Challenges
- Needed consultation for evaluation of tools and approaches for cloud adaptation. The objective was to offload computing from existing out-moded on-premise MapR cluster to the cloud.
- Needed a solution custom-built for their live data (largest module) for evaluation and decision-making.
- Needed an automated solution for resource configuration, deployment, scheduling, scalability, etc.
- Needed the ability to process incoming incremental data (10 TB or more) in a better and more efficient manner.
Solutions
- Provided a cloud-optimized, on-demand spin up solution for the computation offloading and Snowflake-based reporting solution.

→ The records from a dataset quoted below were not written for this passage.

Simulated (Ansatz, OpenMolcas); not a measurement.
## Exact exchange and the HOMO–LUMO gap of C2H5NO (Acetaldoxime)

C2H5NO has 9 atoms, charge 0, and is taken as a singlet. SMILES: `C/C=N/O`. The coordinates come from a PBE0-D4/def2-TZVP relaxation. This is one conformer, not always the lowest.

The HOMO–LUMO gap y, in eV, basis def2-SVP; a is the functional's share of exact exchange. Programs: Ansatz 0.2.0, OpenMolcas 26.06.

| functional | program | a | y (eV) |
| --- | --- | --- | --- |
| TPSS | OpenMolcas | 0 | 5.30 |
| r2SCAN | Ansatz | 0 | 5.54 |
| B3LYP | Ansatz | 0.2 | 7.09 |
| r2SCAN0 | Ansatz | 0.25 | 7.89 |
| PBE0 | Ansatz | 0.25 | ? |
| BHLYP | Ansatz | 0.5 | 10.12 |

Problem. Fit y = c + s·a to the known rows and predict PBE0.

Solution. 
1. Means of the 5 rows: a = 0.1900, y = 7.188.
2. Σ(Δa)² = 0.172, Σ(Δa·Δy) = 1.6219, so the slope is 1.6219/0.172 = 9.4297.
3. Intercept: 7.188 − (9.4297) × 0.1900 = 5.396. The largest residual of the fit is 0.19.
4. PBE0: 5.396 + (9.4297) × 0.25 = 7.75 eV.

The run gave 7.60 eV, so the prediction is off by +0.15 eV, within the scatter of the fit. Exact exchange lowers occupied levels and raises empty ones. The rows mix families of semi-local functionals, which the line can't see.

- Weekly extraction of 5TB or more data performed from the on premise MapR cluster and placed in S3 using shell script & AWS CLI executed by Airflow jobs.
- Based on data size, copied over AWS EMR cluster is spun up using cloud formation templates and AWS CLI for executing Spark & Pig scripts.
- Resultant data post-processing from EMR is pushed into S3 buckets for persistence.
- AWS EMR cluster is auto-scaling enabled and gets purged post-processing.
Tools & Technologies
Amazon S3, Apache Pig, Apache Spark, Cloud Formation, Amazon EMR, MAPR, Apache Airflow, Python, R, Powershell, Snowflake, Bash
Key benefits
- Provided a cost-efficient – On-demand solution for computation on AWS platform
- Added value by providing best-suited recommendations for resource type and configuration for a cost-efficient and optimal solution.
- Offloaded jobs that would need 48 hours in on perm server to cloud and processed them within 24 hours.